Wednesday 24 July 2013

A lamb to slaughter

Chops, our oldest lamb was taken to slaughter last week and we picked him up from the butchers yesterday. He looked a good weight going off to slaughter, but exceeded our expectations on return. As a general rule of thumb, the walking weight of the lamb should be around 40kg for an on the hook weight of 40lb, (can't beat a bit of mixing units of measure). Not having an agricultural weighing scale, we guesstimated him to be around the 40 Kilo range. We were pleasantly surprised to find he weighed 46lb-21Kg (dead weight).
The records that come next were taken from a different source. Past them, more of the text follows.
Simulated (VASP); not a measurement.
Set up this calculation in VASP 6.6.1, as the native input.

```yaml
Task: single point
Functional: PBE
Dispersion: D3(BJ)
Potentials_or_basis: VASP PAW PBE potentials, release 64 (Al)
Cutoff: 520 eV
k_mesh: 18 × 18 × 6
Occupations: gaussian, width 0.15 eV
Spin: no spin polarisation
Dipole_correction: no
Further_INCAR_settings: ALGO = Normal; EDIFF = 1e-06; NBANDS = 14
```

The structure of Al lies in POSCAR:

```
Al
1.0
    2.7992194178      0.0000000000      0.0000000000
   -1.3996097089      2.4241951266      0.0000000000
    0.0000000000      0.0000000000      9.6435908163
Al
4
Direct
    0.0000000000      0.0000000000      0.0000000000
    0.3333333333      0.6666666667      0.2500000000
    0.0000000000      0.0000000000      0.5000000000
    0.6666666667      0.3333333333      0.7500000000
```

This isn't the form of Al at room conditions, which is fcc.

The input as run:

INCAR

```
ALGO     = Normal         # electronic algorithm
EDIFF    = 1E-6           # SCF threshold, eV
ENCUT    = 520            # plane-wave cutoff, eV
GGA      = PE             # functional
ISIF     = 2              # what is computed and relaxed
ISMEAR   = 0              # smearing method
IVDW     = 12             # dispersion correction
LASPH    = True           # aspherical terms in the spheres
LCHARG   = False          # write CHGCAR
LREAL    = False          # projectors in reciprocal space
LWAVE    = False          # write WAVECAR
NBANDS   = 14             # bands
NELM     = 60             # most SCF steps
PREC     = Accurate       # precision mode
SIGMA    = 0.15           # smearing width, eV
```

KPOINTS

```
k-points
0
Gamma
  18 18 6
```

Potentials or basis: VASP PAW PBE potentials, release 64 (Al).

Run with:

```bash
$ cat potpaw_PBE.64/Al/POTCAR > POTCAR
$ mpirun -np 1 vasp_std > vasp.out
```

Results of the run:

The idea was to convert the whole carcass into chops as we eat quite a lot of them, hence his name. However the shoulders proved a bit of a head ache to work out how to chop them so they ended up boned and rolled into roasting joints. A trip to our butcher for a lesson or two might be good before the next two come back.

          
In a relatively short space of time (2 hours) the whole carcass can be cut up, bagged and thrown into the freezer. The hardest part is trying to decide which bit to eat for dinner that night. We settled on the best bit, cutlets and were not disappointed. Considering we had a lack of grass and had to feed the lambs finisher nuts, he tasted pretty good. Better than from the supermarket!!
Our last two lambs Shoulders and Shanks are eating up the last of the finishing nuts and then they to will be on a one way trip. Not sure how Jes will react as Shanks is her favourite and he use to suckle on the end of Jes' ear when he was younger. She didn't seem to have too much of a problem when she was chomping on Chop's shoulder bone last night.